Wall Street: Let It Bleed
The cost-cutting on Wall Street is playing out in painful slow motion, as month after month another bank eliminates thousands of jobs, long after markets and businesses were first walloped by the credit crisis.
For their workforces, it's death by a thousand tiny cuts.
In the latest wielding of the ax, Citigroup will eliminate some 6,500 jobs, or 10 percent, from its global investment-banking business, report David Enrich and Dennis Berman of the Wall Street Journal. Citi has already announced this year that it will eliminate more than 13,000 jobs.
Even Wall Street's golden child, Goldman Sachs, is downsizing. Chris Hughes and Saskia Scholtes of the Financial Times report that Goldman has already begun cutting investment-banking staff and plans to reduce the merger advisory and underwriting workforce by 10 percent.
Everyone else on the Street is getting smaller as well. Lehman Brothers is aggressively cutting jobs, and thousands of Bear Stearns employees lost their positions in the takeover by J.P. Morgan Chase.
Bloomberg News estimates that the world's biggest banks and investment houses have eliminated more than 80,000 jobs since the collapse of the subprime-mortgage market.
"I see more downsizing to come," Andy Mantel, managing director of Pacific Sun Investment Management Ltd. in Hong Kong, told Bloomberg News. "Banks need to take precautionary measures."
Wall Street—and the New York region—will feel the brunt of the cuts. Although Wall Street accounts for just 5 percent of the jobs in New York, it provides nearly a quarter of all wages in the city.

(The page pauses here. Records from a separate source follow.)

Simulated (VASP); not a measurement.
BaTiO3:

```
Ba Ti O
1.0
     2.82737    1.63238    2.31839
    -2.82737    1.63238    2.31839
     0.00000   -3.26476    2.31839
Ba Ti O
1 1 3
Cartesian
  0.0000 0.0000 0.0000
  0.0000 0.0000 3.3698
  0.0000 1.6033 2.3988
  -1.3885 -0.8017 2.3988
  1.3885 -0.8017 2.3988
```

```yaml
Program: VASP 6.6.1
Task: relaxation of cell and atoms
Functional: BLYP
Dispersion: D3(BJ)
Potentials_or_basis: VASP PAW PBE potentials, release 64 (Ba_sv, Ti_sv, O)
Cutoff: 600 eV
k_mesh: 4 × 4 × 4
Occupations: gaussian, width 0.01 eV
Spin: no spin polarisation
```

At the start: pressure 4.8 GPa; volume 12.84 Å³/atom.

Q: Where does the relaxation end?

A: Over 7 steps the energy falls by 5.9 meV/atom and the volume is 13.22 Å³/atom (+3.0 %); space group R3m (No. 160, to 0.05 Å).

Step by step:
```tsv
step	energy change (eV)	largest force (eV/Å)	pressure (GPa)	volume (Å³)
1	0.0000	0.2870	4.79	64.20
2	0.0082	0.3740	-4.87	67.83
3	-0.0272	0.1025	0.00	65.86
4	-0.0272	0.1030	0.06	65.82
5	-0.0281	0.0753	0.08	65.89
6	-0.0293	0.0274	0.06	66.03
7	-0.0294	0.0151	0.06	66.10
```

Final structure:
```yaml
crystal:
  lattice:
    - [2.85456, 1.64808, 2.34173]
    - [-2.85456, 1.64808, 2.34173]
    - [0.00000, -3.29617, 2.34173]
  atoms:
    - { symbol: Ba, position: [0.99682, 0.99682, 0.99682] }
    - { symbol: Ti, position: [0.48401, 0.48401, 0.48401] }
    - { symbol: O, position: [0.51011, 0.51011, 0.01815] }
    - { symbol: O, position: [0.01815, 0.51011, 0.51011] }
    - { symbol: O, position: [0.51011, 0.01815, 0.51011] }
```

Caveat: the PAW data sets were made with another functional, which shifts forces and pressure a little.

But the way that Wall Street is cutting jobs—over months and often with large severance packages—means that the impact is being felt only gradually, Patrick McGeehan of the New York Times noted last week.
"It's like the tsunami is still making its way across the ocean," Marcia J. Van Wagner, New York's deputy comptroller for budget, told the Times.
She estimates that the Street has cut 20,000 to 40,000 jobs in recent months.